I'm interested in a replacement for cron which would allow me to run various cron jobs on demand, and mark them as having been run, so they won't be run again from the schedule. Looking through the Fedora repository, I noticed whenjobs, which looks like it may do the job (no pun intended). The documentation for whenjobs says that it is obsolete and has been replaced by goaljobs.
Has anyone tried out whenjobs or goaljobs. Any problems? Will they do what I need done?
Thanks - jon
On Tue, Dec 17, 2013 at 7:23 PM, Jonathan Ryshpan jonrysh@pacbell.netwrote:
I'm interested in a replacement for cron which would allow me to run various cron jobs on demand, and mark them as having been run, so they won't be run again from the schedule. Looking through the Fedora repository, I noticed whenjobs, which looks like it may do the job (no pun intended). The documentation for whenjobs says that it is obsolete and has been replaced by goaljobs.
Has anyone tried out whenjobs or goaljobs. Any problems? Will they do what I need done?
Is there some reason 'at' won't do what you want?
poc
On Wed, 2013-12-18 at 00:52 +0000, Patrick O'Callaghan wrote:
On Tue, Dec 17, 2013 at 7:23 PM, Jonathan Ryshpan jonrysh@pacbell.net wrote:
I'm interested in a replacement for cron which would allow me to run various cron jobs on demand, and mark them as having been run, so they won't be run again from the schedule. Looking through the Fedora repository, I noticed whenjobs, which looks like it may do the job (no pun intended). The documentation for whenjobs says that it is obsolete and has been replaced by goaljobs. Has anyone tried out whenjobs or goaljobs. Any problems? Will they do what I need done?Is there some reason 'at' won't do what you want?

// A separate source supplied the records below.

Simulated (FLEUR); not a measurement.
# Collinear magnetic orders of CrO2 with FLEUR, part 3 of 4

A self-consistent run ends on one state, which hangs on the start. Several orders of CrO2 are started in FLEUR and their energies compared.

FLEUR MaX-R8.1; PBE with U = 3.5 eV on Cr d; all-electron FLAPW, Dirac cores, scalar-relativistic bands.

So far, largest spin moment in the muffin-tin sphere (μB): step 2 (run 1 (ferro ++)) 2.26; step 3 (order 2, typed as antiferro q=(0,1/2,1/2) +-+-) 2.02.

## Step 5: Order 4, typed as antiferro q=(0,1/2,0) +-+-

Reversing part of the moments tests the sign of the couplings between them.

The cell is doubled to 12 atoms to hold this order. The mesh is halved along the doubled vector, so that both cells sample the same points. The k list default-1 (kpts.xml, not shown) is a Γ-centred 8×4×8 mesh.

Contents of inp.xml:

I don't think at will do the job.
In more detail: I have a cron job which backs up my desktop system every day. The job is actually invoked by anacron, which starts it about an hour after I boot up the system for the day. Backing up takes from half an hour to an hour and a half, depending.
* Frequently, I start the system, check my email and leave for breakfast; on these days, I'd like backup to start when I leave; I would invoke it by a shell script or whatever. * Other days, I stay on the system for a while; on these days I'd like cron to start the job whenever its algorithms think best. * I don't want to leave starting the job completely to a shell script run from a terminal, because I'd often forget to run it.
If I can replace cron with at and get the desired result, I'll be happy.
Thanks - jon
On 12/18/2013 12:43 AM, Jonathan Ryshpan wrote:
If I can replace /cron/ with /at/ and get the desired result, I'll be happy.
You may want to consider using batch instead, running the command as part of setting up your login session. This will start the backup when the load average drops below a certain specified value, presumably when you're away from your computer.
Jonathan Ryshpan jonrysh@pacbell.net writes:
In more detail: I have a cron job which backs up my desktop system every day. The job is actually invoked by anacron, which starts it about an hour after I boot up the system for the day. Backing up takes from half an hour to an hour and a half, depending.
Frequently, I start the system, check my email and leave for breakfast; on these days, I'd like backup to start when I leave; I would invoke it by a shell script or whatever.
Other days, I stay on the system for a while; on these days I'd like cron to start the job whenever its algorithms think best.
I don't want to leave starting the job completely to a shell script run from a terminal, because I'd often forget to run it.
Why not run /etc/cron.hourly/0anacron just before leaving for breakfast (or give it an easier to remember alias like "run-anacron-now")?
What I do here the systems that are booted infrequently is add this to /etc/crontab:
@reboot root /etc/cron.hourly/0anacron
and change /etc/anacrontab:
# the maximal random delay added to the base delay of the jobs RANDOM_DELAY=2 # the jobs will be started during the following hours only START_HOURS_RANGE=0-24
-wolfgang
On 18Dec2013 00:43, Jonathan Ryshpan jonrysh@pacbell.net wrote:
* Frequently, I start the system, check my email and leave for breakfast; on these days, I'd like backup to start when I leave; I would invoke it by a shell script or whatever. * Other days, I stay on the system for a while; on these days I'd like cron to start the job whenever its algorithms think best. * I don't want to leave starting the job completely to a shell script run from a terminal, because I'd often forget to run it.If I can replace cron with at and get the desired result, I'll be happy.
Cron's algorithms are pretty simple; the do things when you tell them to:-(
If it were me I'd be doing this as follows:
I have a "flag" command:
https://bitbucket.org/cameron_simpson/css/src/tip/bin/flag
I'd have a cron job for midnight that sets "BACKUP_DUE" to 1:
flag BACKUP_DUE 1
I'd have a core script that runs the backup with not checks of controls. I presume you have such.
I'd have a wrapper script that takes a lock, checks BACKUP_DUE. If false, do nothing, maybe report "backup not due". If true, set it to false and dispatch the core script. Release lock.
Untested hack:
if mkdir /tmp/backup_lock then if flag BACKUP_DUE then flag BACKUP_DUE 0 core_backup_script 2>&1 | mail the-sysadmin & fi rmdir /tmp/backup_lock fi
Have a cron job that fires at 10am or whenever that is fallback for your manual backup dispatch.